Saturday, December 20, 2008

Heroes Beware

Warner Books' Ninja Master series is rapidly becoming a favorite of mine. Clearly created to take advantage of the shortlived ninja craze of the 1980s, which began with Cannon's hilarious ENTER THE NINJA and even permeated an episode of QUINCY, M.E., of all things, the Ninja Master books were mostly written by Ric Meyers, who did double duty for Warners by also penning some of their Dirty Harry novels. Warners tended to get cute with the names of their house authors with "Dane Hartman" writing the Dirty Harry books and Wade Barker (Warner Books) on the Ninja Masters.

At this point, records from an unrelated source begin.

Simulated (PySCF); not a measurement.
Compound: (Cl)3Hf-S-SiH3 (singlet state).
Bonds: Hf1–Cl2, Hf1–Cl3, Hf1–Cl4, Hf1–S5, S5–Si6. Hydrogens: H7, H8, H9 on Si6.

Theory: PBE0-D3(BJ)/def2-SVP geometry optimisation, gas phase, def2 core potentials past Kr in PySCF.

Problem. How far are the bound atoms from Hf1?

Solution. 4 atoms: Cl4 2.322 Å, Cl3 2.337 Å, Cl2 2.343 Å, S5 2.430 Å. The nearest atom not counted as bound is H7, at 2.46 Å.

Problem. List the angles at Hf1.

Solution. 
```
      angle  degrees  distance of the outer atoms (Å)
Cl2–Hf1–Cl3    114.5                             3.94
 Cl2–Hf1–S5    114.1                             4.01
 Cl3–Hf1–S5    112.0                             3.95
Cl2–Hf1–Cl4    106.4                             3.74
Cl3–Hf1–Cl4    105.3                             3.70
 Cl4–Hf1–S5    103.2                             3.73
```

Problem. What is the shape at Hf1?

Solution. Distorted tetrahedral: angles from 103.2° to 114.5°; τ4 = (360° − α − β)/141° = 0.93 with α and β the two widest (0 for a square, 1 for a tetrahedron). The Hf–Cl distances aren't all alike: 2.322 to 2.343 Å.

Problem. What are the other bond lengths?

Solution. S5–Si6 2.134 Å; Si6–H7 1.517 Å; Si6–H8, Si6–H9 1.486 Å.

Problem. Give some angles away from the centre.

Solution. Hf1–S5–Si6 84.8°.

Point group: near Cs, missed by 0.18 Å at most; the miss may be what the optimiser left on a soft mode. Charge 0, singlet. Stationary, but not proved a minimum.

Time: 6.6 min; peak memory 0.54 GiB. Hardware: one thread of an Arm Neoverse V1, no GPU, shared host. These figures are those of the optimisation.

Meyers' Ninja Master books, judging from the two I've read so far, are pure, nasty sleaze. The hero, an American ninja named Brett Wallace, is portrayed as a somewhat urbane individual who enjoys culture, fine dining and occasional boom-boom with his lady Rhea, who owns a San Francisco restaurant. But when he gets pissed off, which is often, Wallace turns into a killing machine, laying waste to a slew of baddies in a methodical, hand-on fashion that would make Mack Bolan green with envy. Meyers doesn't shy away from scenes of ugly, fantastic gore and sleaze, which is actually a good thing when tackling the subject of BORDERLAND OF HELL.

This 1982 Ninja Master entry sends Wallace and his karate-kicking buddy Jeff Archer to Mexico to rescue a young Chinese stewardess named Meiko, who has been kidnapped by the brutal General Estrada and put to work as a sex slave for him and his cigar-chomping pals to use at their whim. Meyers' uncomfortable use of titillation and humiliation in graphically describing Meiko's experiences, which include enduring a pubic shaving and forced lesbian lovemaking for the delight of Estrada's audience, has the effect of putting the reader in the place of the book's perverse villains. Whether Meyers enjoys abusing Meiko or putting his readers on the hot seat, I can't really say.

Periodic flashbacks to Brett's days in training with a wizened ninja named Yamaguchi serve as padding for this 175-page novel and are obviously swiped from David Carradine's KUNG FU TV series. Otherwise, BORDERLAND OF HELL really moves, exploding at just the right times in scenes of incredible violence. Sometimes, the action is motivated by nothing except pacing, as in the scene where Wallace and Jeff encounter a family of peasants being tormented by Estrada's thugs, motivating Brett to open a can of neck-ripping, bone-smashing whupass.

Grimy sex and sadistic violence—what more can you ask for? Brett doesn't cut anybody in half the way he did in MOUNTAIN OF FEAR, but fans of sleazy adventure novels shouldn't be disappointed.

2 comments:

Bruce said...

I hated this series with a passion. It gets even worse when he comes in contact with a porn ring. We are talking wanting to scrub yourself with a wire brush afterwards to get the memory of it out of your head.

pete medina said...

Rough scenes for sure, but Meyer did write some action packed fast reads.

His non fiction books are good, "For One Week Only"
is one I wished I'd bought when I had the chance.

Good Site, I enjoy your reviews.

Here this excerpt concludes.